Load Data
boston <- read_csv("C:/Users/letha/OneDrive/Documents/BANA4080/boston.csv")
## Rows: 506 Columns: 16
## ── Column specification ────────────────────────────────────────────────────────
## Delimiter: ","
## dbl (16): lon, lat, cmedv, crim, zn, indus, chas, nox, rm, age, dis, rad, ta...
##
## ℹ Use `spec()` to retrieve the full column specification for this data.
## ℹ Specify the column types or set `show_col_types = FALSE` to quiet this message.
Split Data (70% Train, 30% Test)
set.seed(123)
split <- initial_split(boston, prop = 0.7, strata = cmedv)
train <- training(split)
test <- testing(split)
Correlation Analysis
cor_matrix <- cor(train %>% select(-c(lon, lat)))
strongest_pos <- names(sort(cor_matrix["cmedv",], decreasing = TRUE))[2]
strongest_neg <- names(sort(cor_matrix["cmedv",]))[1]
Plot Strongest Positive Correlation
train %>%
ggplot(aes_string(x = strongest_pos, y = "cmedv")) +
geom_point() +
geom_smooth(method = "lm", se = FALSE) +
theme_minimal()
## Warning: `aes_string()` was deprecated in ggplot2 3.0.0.

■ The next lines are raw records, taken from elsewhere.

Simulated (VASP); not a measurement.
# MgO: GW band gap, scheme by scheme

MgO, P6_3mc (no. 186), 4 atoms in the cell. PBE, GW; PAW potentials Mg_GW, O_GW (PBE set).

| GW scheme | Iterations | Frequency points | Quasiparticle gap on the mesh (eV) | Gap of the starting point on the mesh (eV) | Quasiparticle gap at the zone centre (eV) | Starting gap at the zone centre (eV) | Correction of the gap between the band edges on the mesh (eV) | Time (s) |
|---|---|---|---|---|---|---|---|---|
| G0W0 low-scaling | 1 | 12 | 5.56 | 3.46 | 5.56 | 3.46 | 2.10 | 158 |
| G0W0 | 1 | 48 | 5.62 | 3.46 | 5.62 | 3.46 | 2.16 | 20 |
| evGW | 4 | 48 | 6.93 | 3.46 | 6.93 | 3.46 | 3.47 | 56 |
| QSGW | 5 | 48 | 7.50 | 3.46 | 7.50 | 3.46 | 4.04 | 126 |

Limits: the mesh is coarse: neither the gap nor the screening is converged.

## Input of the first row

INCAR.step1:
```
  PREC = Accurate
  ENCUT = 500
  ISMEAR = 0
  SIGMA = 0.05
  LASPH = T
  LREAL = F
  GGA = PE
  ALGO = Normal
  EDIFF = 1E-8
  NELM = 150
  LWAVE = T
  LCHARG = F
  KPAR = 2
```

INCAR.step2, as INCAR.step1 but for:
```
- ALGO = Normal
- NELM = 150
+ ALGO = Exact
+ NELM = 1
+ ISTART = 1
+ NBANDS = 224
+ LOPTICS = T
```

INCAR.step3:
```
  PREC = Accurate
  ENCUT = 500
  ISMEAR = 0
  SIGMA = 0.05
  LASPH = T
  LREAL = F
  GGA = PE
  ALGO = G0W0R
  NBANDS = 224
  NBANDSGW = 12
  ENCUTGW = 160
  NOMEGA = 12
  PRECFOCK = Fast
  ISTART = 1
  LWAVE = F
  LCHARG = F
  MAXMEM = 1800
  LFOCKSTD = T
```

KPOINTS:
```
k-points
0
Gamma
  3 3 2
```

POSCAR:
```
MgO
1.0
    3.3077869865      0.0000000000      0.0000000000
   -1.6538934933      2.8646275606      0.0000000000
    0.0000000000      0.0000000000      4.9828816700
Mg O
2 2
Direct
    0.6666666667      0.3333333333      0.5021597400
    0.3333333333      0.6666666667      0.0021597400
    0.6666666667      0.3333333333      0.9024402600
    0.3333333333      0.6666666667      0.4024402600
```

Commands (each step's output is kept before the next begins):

## ℹ Please use tidy evaluation idioms with `aes()`.
## ℹ See also `vignette("ggplot2-in-packages")` for more information.
## This warning is displayed once every 8 hours.
## Call `lifecycle::last_lifecycle_warnings()` to see where this warning was
## generated.
## `geom_smooth()` using formula = 'y ~ x'

Simple Linear Regression
simple_model <- lm(cmedv ~ get(strongest_pos), data = train)
sum_simple <- summary(simple_model)
RMSE for Simple Model
simple_pred <- predict(simple_model, newdata = test)
simple_rmse <- sqrt(mean((test$cmedv - simple_pred)^2))
Multiple Linear Regression
multi_model <- lm(cmedv ~ ., data = train)
sum_multi <- summary(multi_model)
RMSE for Multiple Regression
multi_pred <- predict(multi_model, newdata = test)
multi_rmse <- sqrt(mean((test$cmedv - multi_pred)^2))
Top 5 Influential Variables
top_vars <- names(sort(abs(coef(multi_model)[-1]), decreasing = TRUE))[1:5]
Output Results
list(
"Strongest Positive Correlation" = strongest_pos,
"Strongest Negative Correlation" = strongest_neg,
"Simple Model RMSE" = simple_rmse,
"Multiple Model RMSE" = multi_rmse,
"Top 5 Predictors" = top_vars
)
## $`Strongest Positive Correlation`
## [1] "rm"
##
## $`Strongest Negative Correlation`
## [1] "lstat"
##
## $`Simple Model RMSE`
## [1] 6.831405
##
## $`Multiple Model RMSE`
## [1] 4.829261
##
## $`Top 5 Predictors`
## [1] "nox" "lon" "lat" "rm" "chas"